Monday, 20 December 2010

San Francisco

Rewind.

San Francisco Bay to my right and the giant expanse of the Pacific to my left. We are driving northwards on the Golden Gate Bridge. The blue of the sky becomes the blue of the waters. A glimpse of Alcatraz catch my eyes. It seems tiny in the scale of things. We are off to Muir woods to see the giant Redwoods. Apparently, as early as 3000 years ago, native Americans lived in the area and used the abundant Redwood. They have a linear grain that can be easily split making it easy to build houses etc. with.

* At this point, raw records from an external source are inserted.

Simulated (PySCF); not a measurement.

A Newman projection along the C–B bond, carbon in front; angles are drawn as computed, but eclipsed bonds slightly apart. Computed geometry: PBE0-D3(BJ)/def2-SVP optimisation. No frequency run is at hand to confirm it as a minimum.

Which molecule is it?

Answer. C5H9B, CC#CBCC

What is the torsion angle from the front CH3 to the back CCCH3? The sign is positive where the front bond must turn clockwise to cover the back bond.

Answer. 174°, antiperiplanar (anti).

It is a hot day. The warmth of the Sun touches my arms through the car windows. I turn the air conditioner a notch up. I exit the main road earlier than I should have as I do not understand the American voice on the GPS well. A quiet hamlet of a petrol station, a convenience store and an eatery. The road winds up left towards the hills. Quiet and elegant houses sit in wooded landscape. A man pushes a wheelbarrow and smiles at me.

We stop at a lay by further up on the hills. Lush green hills. I smell burning wood somewhere close by. We are high up. It is cooler. Different from Southern California. A group of walkers say hello. A policewoman on an impressive Mustang drives by. The quiet hills make me anxious. It builds up. I want to go back to the city. To the hotel in Nob Hill, to Chinatown and the tram cars. Hang out around Castro and Mission. I tend to draw energy from people. The quiet of the hills and the motionless green come with with that overpowering feeling of the unknown: the 'where am I' echoes again.

Jane is different. She runs down gleefully on a precarious path or what looks like a path. Her golden hair more gold in the sunshine as she disappears down that path somewhere below. We eventually find our way to the Muir Wood National Park. Cars, hot dogs and ice cream vendors clog the entrance. I don't go in. I wait for her ½ a mile away where the line of car ends. I listen to the radio.

That 'build up' hits my stomach all of a sudden. A child's cry becomes a scream, the DJ's cheerful banter on the radio comes hurling towards me. I get out, I need fresh air. Walk. Walk quicker. Run. Run faster. Passing cars with smiley faces in them. The canvas of green hills and blue skies. I sit on a rock by the road. Eventually the panic passes. I mention nothing to Jane as we drive back to the city. I listen to familiar music back in the hotel room. I am enclosed in the safety of the familiar. I am okay. I am okay to go shopping and browsing in bookshops, watch the street vendors and buskers at Union Square.

Today!

Woke up to heavy snow. One distant farm struggles in exquisite solitude!